Making large gifts can be a challenge if they consist of illiquid, difficult-to-value assets, such as interests in a business or family limited partnership (FLP). They must be supported by a business valuation, and there’s a risk that the IRS will claim, years later, that a gift was undervalued for tax purposes.
A defined-value gift — which is essentially a gift of assets that equal a specific dollar amount, rather than a fixed percentage of a business or a set number of FLP units — protects against unexpected taxes down the road. Although the IRS has a distaste for defined-value gifts, in recent years some have been upheld by the U.S. Tax Court.

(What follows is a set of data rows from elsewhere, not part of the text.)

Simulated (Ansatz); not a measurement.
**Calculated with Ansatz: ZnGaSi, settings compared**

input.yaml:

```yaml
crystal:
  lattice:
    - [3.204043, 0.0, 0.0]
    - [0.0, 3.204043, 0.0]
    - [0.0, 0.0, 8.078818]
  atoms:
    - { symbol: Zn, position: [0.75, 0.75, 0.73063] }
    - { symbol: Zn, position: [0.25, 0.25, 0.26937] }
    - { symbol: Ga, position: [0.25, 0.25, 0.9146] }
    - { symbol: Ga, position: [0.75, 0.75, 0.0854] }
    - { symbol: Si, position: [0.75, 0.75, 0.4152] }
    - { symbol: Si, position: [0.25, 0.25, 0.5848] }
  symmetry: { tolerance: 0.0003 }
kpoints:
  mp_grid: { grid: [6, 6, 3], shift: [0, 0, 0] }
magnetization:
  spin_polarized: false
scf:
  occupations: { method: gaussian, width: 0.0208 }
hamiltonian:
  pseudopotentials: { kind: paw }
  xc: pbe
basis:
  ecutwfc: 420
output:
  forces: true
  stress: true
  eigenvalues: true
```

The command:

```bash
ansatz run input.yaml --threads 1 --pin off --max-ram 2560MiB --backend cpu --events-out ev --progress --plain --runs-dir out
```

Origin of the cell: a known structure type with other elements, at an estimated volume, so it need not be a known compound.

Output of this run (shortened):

How does a defined-value clause work?
Let’s look at an example. Susan sets up an FLP to consolidate the management of her real estate holdings and other investments and to facilitate the transfer of fractional interests to her children while maintaining control. She transfers 30% limited partnership interests to each of her three children, retaining a 10% general partnership interest.
Susan hires a professional appraiser, who determines that the fair market value of the FLP’s assets is $5 million. The appraiser values each gift at $900,000 by taking 30% of $5 million ($1.5 million) and deducting a 40% discount for lack of control and lack of marketability. Assuming a 40% gift tax rate and an unused $1 million exemption (and ignoring the annual exclusion), Susan’s gift tax liability is $680,000.
Now, suppose the IRS challenged the valuation of the FLP interests and applied a discount of only 20%. In that case, each gift would be valued at $1.2 million, and Susan’s gift tax liability would jump to $1.04 million.
If Susan wants to limit her gift tax exposure and is charitably inclined, she could use a defined-value gift that provides for any excess value to go to a charity. Rather than give her kids 30% interests in the FLP, she would give each child a $900,000 interest.
If her valuation holds up, each child receives a 30% interest. But if the IRS limits the valuation discount to, say, 20%, each child receives a 22.5% interest. The remaining interest — also 22.5% [90% - (3 × 22.5%)] — goes to charity and, therefore, doesn’t trigger any additional gift tax liability. To avoid losing control of that interest, the FLP may be able to buy it back at fair market value.
How can it withstand IRS challenge?
Defined-value gifts require careful planning to withstand an IRS challenge. One reason the IRS doesn’t like them is that they allow a donor to “undo” a portion of a gift if it turns out to be taxable.
The U.S. Tax Court has sided with the IRS in some cases where a taxpayer used a defined-value clause to reverse completed gifts in excess of gift tax exemptions and exclusions. However, the court has drawn a distinction between a savings clause, which a taxpayer can’t use to avoid gift tax, and a formula clause, which is valid. Savings clauses are void because the taxpayer essentially tries “to take property back.” Formula clauses merely transfer a “fixed set of rights with uncertain value.” The pivotal question is just what the donor is trying to gift.
In one case, Wandry v. Commissioner, once the value of the entity was determined, the percentage interests in the entity were reallocated among the donor and donees in accordance with the specified dollar amounts. Therefore, the court concluded that the couple’s defined-value clause was a valid formula clause.
Notably, previous cases that upheld formula clauses generally involved clauses that reallocated interests among the donees, with any transfers in excess of the specified dollar amount going to a charity. According to the Tax Court in Wandry, however, it’s “inconsequential” that a clause doesn’t reallocate the units to a charity if the reallocations don’t alter the transfers.
A smart choice for your family?
Defined-value gifts can be a smart choice for families who intend to make large, hard-to-value gifts. But for them to work as planned, an attorney must draft the gift language carefully to ensure that it’s interpreted as a formula clause rather than a savings clause.